Based on using 24 Mpixels (M10), the images start to get visibly softer starting between  f/8-11 (75mm APO-Summicron). That's with practical viewing, not "theory." (which may be even more limiting).

CoC and diffraction limit can get you coming and going. ;) Stop down to get the smallest CoC - and you get diffraction blur anyway.

There is also the "quantization" effect of digital imaging.

Even if one assumes a CoC smaller than a pixel (which one would think has to be as sharp as one can image), if that small blur circle falls on the junction of two pixels, it will end up be recorded on both (at 50% "influence" ± ) and thus may appear as a subtle blur. But like "motion blur," it rather depends on just how much a blur is split across two pixels - may be 50/50, may be 95/5.

Related to that, of course, is the slight blurring effect of de-mosaicing a color image - swapping luminance data back and forth between neighboring pixels to produce a "yellow" 1-pixel-wide detail in the final picture, from only RGB pixels on the sensor. You probably need to estimate "blur" will be 1.4x more on a color camera than on a Monochrom, all other calculations being equal.

This site (if you scroll down below the APS-vs-FF DoF argument - been there, done that!) makes some estimates of the MTF between neighboring pixels at various blur sizes (CoC) between 0.5 pixel and 2.3 pixels - animated to show the effect of where the detail falls on the pixel array.
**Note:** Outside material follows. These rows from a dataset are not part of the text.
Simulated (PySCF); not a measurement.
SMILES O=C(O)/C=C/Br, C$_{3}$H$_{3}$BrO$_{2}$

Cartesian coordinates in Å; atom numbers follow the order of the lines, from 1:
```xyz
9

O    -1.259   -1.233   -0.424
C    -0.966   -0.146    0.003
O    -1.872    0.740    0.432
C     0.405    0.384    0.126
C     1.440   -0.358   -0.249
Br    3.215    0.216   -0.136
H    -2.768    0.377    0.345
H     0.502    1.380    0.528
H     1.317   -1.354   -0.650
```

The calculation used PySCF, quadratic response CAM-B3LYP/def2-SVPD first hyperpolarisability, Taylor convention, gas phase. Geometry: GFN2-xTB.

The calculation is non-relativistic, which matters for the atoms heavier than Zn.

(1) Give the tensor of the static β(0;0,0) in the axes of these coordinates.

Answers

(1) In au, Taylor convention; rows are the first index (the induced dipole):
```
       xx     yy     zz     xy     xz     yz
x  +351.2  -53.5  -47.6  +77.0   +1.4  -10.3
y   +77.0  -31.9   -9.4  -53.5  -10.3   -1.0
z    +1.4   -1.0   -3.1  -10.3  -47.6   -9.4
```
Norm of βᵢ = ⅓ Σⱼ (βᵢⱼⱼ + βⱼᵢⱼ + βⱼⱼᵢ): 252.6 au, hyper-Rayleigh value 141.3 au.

Short version = a COC of 1.5 pixel widths should still produce MTF 50% even in the worst case (bridging two pixels 50/50) - and better if the split is more uneven. So it is playing the odds.

Whereas even a slight increase from that (CoC = 2 pixel widths) drops the BEST case MTF to 40%, and it goes rapidly downhill from there.

So SrMi's suggestion is on-target. You can probably count on a CoC of less than 5.64 microns imaging as a sharp point - most of the time - on a 60 Mp Monochrom sensor.

Add margins of error on top of that for diffraction and de-bayerizing and print magnification and viewing distance.